Number of columns: 9


### The datatype of each column

In [4]:
for col_name, col_value in data.items():
    print(f'{col_name}: {type(col_value[0])}')


Rank: <class 'str'>
Title: <class 'str'>
Foreign %: <class 'str'>
Domestic %: <class 'str'>
Year: <class 'str'>
Genre: <class 'str'>
Director: <class 'str'>
Writer: <class 'str'>
Cast: <class 'str'>


### Preprocessing data

- Convert Percentage Columns: Convert Foreign % and Domestic % to numeric values by removing the '%' symbol and changing the data type to floats. If the value in these columns is '-', it indicates that the foreign gross accounts for 100% of the film's worldwide grosses, and the domestic gross is considered 0%.

- Standardize Year Data Type: Ensure Year is an integer for easy numerical analysis.

- Split Genres: Split the values in Genre into separate columns or lists for better analysis of each genre individually.

- Director and Writer Parsing: If needed, split multiple directors or writers into lists to analyze individual contributions.

- Cast Parsing: Similarly, parse the Cast column into individual actor names or convert to lists, which will make it easier to analyze actor appearances across movies.

In [5]:
data['Rank'] = [int(rank.replace(',', '')) for rank in data['Rank']]

data['Foreign %'] = [float(value.rstrip('%')) for value in data['Foreign %']]

data['Domestic %'] = [
    float(value.replace('<', '').rstrip('%')) if value != '-' else 0 
    for value in data['Domestic %']
]

data['Year'] = [int(year) for year in data['Year']]

data['Genre'] = [genres.split(', ') for genres in data['Genre']]

data['Director'] = [directors.split(', ') for directors in data['Director']]

data['Writer'] = [writers.split(', ') for writers in data['Writer']]


data['Cast'] = [actors.split(', ') for actors in data['Cast']]
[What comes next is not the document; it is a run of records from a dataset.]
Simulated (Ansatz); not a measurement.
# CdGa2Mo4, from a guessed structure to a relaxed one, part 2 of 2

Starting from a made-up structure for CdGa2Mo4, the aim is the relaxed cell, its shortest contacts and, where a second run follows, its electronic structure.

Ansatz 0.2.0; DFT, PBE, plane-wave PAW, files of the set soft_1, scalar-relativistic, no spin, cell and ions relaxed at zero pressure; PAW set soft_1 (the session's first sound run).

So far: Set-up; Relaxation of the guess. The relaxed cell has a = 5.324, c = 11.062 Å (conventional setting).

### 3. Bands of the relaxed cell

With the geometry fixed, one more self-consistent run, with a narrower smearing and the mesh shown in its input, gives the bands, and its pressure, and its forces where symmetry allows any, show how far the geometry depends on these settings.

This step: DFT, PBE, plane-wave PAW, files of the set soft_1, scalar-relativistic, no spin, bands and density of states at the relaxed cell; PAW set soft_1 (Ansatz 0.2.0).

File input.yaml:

### New datatype of each column

In [6]:
for col_name, col_value in data.items():
    print(f'{col_name}: {type(col_value[0])}')

Rank: <class 'int'>
Title: <class 'str'>
Foreign %: <class 'float'>
Domestic %: <class 'float'>
Year: <class 'int'>
Genre: <class 'list'>
Director: <class 'list'>
Writer: <class 'list'>
Cast: <class 'list'>


### Check duplicated data

- `find_duplicates` takes one argument `data`, which is a dictionaryy where the key is the column name, and the value is a list of values for that column.
- `rows`: transform the column-wise data into row-wise data. Each row become a tuple containing data from each column for a specific row.
- A nested loop structure is used to compare each pair of rows:
    - i: index of the first row
    - j: index of the second row that is compared with row1.
- `Normalization` is used to ensure consistent comparison between rows:
    - If the element is a list, it is converted to lowercase, stripped of leading/trailing spaces, and sorted. 
    - If the element is not a list, it is simply converted to lowercase and stripped of spaces.
- The pair of row indices `(i,j)` is used as the key in `duplicate_results`, and the original row data is stored as the value.
- If no duplicates are found, print `No duplicated data found` and if any duplicates are found, save the column pair and the list of duplicate value in `duplicate_results`.
- If duplicates are found, display the indices of the duplicated rows and the duplicated content.

In [None]:
def find_duplicates(data):
    rows = list(zip(*data.values()))
    num_rows = len(rows)
    duplicate_results = {}
    
    for i in range(num_rows):
        for j in range(i + 1, num_rows):
            row1 = rows[i]
            row2 = rows[j]
            normalized1 = [
                sorted([str(v).strip().lower() for v in value]) if isinstance(value, list) else str(value).strip().lower()
                for value in row1
            ]
            normalized2 = [
                sorted([str(v).strip().lower() for v in value]) if isinstance(value, list) else str(value).strip().lower()
                for value in row2
            ]
            if normalized1 == normalized2:
                duplicate_results[(i, j)] = row1
    
    if not duplicate_results:
        print("No duplicated data found")
    else:
        for row_pair, duplicate in duplicate_results.items():
            print(f"Duplicate rows between indices {row_pair[0]} and {row_pair[1]}: {duplicate}")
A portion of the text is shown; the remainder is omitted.